Following up on last week’s column, entitled, “Help! I have a teen! Now what?!?” I would like to thank everyone for their well wishes and let you know that so far, I’m still standing.
In fact, I have already survived an ordeal I managed to put off for exactly 13 years of parenthood: Having a Kid Try Out for a Sport.
No one gave me a heads-up about how nerve-wracking this process would be. In all my years of schooling, I tried out for a sport one time. Once. Seventh-grade volleyball. I made it by the skin of my teeth because I was tall and could breathe. It was a fine experience, but I chose to devote the remainder of my school-age athletics career to sports and activities for which I did not have to make a “cut.”*
Fast-forward 25 years, and my soon-to-be seventh-grader has spent an entire summer counting down the days until volleyball tryouts. She has never played, not even in the YMCA league. But somewhere along the line, Bookworm got it in her head that she was going to be a volleyball player. I’m not sure why or how, only that after she announced she was going to try out, the craziest thing happened: Despite my strongest efforts to discourage my heart from wanting this for her, it became deeply invested.

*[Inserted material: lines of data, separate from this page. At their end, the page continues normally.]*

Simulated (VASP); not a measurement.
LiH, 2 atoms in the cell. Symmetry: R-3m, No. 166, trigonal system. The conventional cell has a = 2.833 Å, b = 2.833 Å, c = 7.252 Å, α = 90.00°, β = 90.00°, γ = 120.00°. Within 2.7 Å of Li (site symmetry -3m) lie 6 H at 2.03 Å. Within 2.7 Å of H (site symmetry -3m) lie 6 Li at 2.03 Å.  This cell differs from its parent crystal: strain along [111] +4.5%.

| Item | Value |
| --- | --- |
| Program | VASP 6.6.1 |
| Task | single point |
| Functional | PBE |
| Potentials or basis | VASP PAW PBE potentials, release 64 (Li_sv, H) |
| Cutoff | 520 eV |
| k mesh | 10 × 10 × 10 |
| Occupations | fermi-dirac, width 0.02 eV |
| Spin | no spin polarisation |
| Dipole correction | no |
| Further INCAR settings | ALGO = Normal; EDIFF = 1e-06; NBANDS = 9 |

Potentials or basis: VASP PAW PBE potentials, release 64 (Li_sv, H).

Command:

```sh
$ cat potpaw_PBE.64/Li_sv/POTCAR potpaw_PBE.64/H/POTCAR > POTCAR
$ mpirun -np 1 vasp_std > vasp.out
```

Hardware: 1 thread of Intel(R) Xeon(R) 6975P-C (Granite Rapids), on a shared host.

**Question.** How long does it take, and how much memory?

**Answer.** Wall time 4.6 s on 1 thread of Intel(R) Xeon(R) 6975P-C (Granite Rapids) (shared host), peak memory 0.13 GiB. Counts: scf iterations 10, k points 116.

As the days until her 13th birthday — also the first day of volleyball tryouts — waned into the single digits, I asked if she was getting excited to finally become a teenager.
“Yeah,” she responded thoughtfully, “but I’m more nervous about volleyball tryouts.”
So these were the stakes. Suddenly a new sport had cast a pall on cake, presents and major milestones. How did we get here, and what happened to my cake-loving 12-year-old who would rather just finish her chapter thank-you-very-much?
In the weeks leading up to tryouts, I did everything I could to ease any potential blow — told her a lot of the kids probably had some experience playing; reassured her that even if she didn’t make the team, there was always the recreational league; reminded her that, like a loyal friend, her already-beloved sport of figure skating will always be waiting for her.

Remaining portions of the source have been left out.